Not when we needed to leave. Not when people were arriving. Not when food would be ready.

Lunch.

A simple enough question, I thought.

“About two-thirty,” said JC’s mother.

Perfect.

I planned my day around it.

Albert knew we were having lunch with the grandparents. I knew we were having lunch with the grandparents. Everyone seemed happy.

By three o’clock, we still hadn’t eaten.

Not a problem, apparently.

People were standing around talking. Someone had opened a bottle of vermouth. Plates of olives appeared. Then crisps. Then anchovies. Then little bits of cheese.

I quietly asked JC if this counted as lunch.

“No,” he said.

“What is it then?”

“Aperitivo.”

We had already eaten enough food to qualify as lunch in my family.

The actual lunch was apparently still coming.

I’ve written before about The Catalan Family Sunday Roast: A Tradition Reinvented, and I thought I understood the rhythm by now.

I did not.

At around three-thirty everyone finally sat down.

Or at least I thought everyone had sat down.

Then someone disappeared to answer the door.

Another cousin arrived.

An aunt I hadn’t seen in months appeared carrying a cake.

Two children materialised from somewhere upstairs.

The table somehow grew longer.

Nobody seemed remotely concerned that lunch was now happening at a time most British people would be wondering about dinner.

The first course arrived.

A simple salad with tuna, olives and tomatoes that actually tasted of something.

The second course followed.

Then the third.

At some point I lost count.

Albert had started the day in a good mood, but long family meals can be complicated.

The challenge is rarely the food itself.

It’s everything around it.

The changing timetable.

The extra noise.

The uncertainty.

The fact that what was supposed to happen next suddenly doesn’t.

A lot of people think autism is only about sensory issues.

For Albert, timing can be just as important.
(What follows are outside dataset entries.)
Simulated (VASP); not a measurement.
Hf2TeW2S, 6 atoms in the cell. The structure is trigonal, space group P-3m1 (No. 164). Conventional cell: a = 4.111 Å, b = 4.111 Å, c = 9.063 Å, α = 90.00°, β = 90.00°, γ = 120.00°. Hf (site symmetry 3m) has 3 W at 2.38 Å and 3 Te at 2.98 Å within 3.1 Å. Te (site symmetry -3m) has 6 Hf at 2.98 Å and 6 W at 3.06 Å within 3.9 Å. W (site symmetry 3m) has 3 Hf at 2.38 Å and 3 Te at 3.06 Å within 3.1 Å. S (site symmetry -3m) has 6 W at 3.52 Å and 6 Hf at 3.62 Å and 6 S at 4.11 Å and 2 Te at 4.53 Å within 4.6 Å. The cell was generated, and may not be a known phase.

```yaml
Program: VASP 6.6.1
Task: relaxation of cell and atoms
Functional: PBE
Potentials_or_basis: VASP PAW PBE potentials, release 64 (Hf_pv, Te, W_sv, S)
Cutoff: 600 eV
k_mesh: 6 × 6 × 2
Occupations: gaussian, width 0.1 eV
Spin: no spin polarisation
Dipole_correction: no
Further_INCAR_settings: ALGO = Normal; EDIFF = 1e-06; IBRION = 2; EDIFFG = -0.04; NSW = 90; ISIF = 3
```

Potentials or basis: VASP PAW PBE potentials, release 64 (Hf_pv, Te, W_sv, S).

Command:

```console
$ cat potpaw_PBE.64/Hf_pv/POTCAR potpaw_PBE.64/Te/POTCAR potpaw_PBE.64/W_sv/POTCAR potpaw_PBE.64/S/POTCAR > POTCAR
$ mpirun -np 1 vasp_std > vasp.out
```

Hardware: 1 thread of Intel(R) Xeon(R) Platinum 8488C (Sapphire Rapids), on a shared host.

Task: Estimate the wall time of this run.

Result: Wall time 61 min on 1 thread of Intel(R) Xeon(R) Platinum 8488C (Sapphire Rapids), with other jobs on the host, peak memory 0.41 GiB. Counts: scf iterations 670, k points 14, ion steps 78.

If he expects lunch at two-thirty and lunch happens at three-thirty, that’s not a small change.

That’s a completely different version of the day.

A few years ago the whole afternoon might have unravelled.

Now we’re better at spotting the signs.

Sometimes that means taking a short walk outside.

Sometimes it means finding a quiet room for ten minutes.

Sometimes it means absolutely nothing except giving him space.

I’ve talked about some of those realities before in Autism Routines and the Myth of the Peaceful Morning.

What I’ve learned is that flexibility doesn’t arrive overnight.

For children like Albert, flexibility is often something that has to be built slowly, one uncomfortable situation at a time.

Meanwhile, the lunch carried on.

And on.

And on.

The thing that still surprises me about Catalan family meals is that nobody seems interested in finishing them.

In Britain there is often a sense that a meal has a destination.

You eat.

You clear up.

You have a cup of tea.

You go home.

Here the meal itself seems to be the destination.

People stay at the table.

Stories are told.

Arguments begin and disappear again.

Coffee appears.

Someone remembers another story.

Someone else opens another bottle.

Children vanish and return.

Hours pass.

Nobody checks the time.

At one point I looked out of the window and realised the afternoon light had changed completely.

We had been sitting there for hours.

The strange thing is that somewhere during all this I stopped waiting for lunch to end.

I stopped wondering when we could leave.

I stopped mentally calculating how much washing up there would be waiting for us at home.

Instead, I found myself listening.

Really listening.

JC’s father telling stories about Barcelona in the 1970s.

His mother explaining why one particular family recipe can never be written down because she changes it every single time.

A cousin talking about work.

An uncle complaining about football.

The sort of conversations that don’t happen when everyone is trying to get somewhere else.

By the time we finally stood up from the table, it was after six.

Lunch had consumed most of the afternoon.

The children were tired.

The adults were still talking.

There was somehow still food left on the table.

As we drove home, Albert was quiet.

Not upset.

Just exhausted.

The kind of tired that comes from navigating a day that demanded more flexibility than usual.

I understood the feeling.

When we first moved here, these endless family lunches felt impossible to understand.

Now they feel like one of the things I’d probably miss if they disappeared.

I still don’t know exactly when lunch starts.

I still don’t understand how a meal can last half a day.

I still secretly pack emergency snacks in my handbag just in case.

Some habits survive any move.

But somewhere between the vermouth, the salad, the conversations and the coffee, I’ve started to understand that for many Catalan families the food is only part of the meal.

The real feast is everything that happens around it.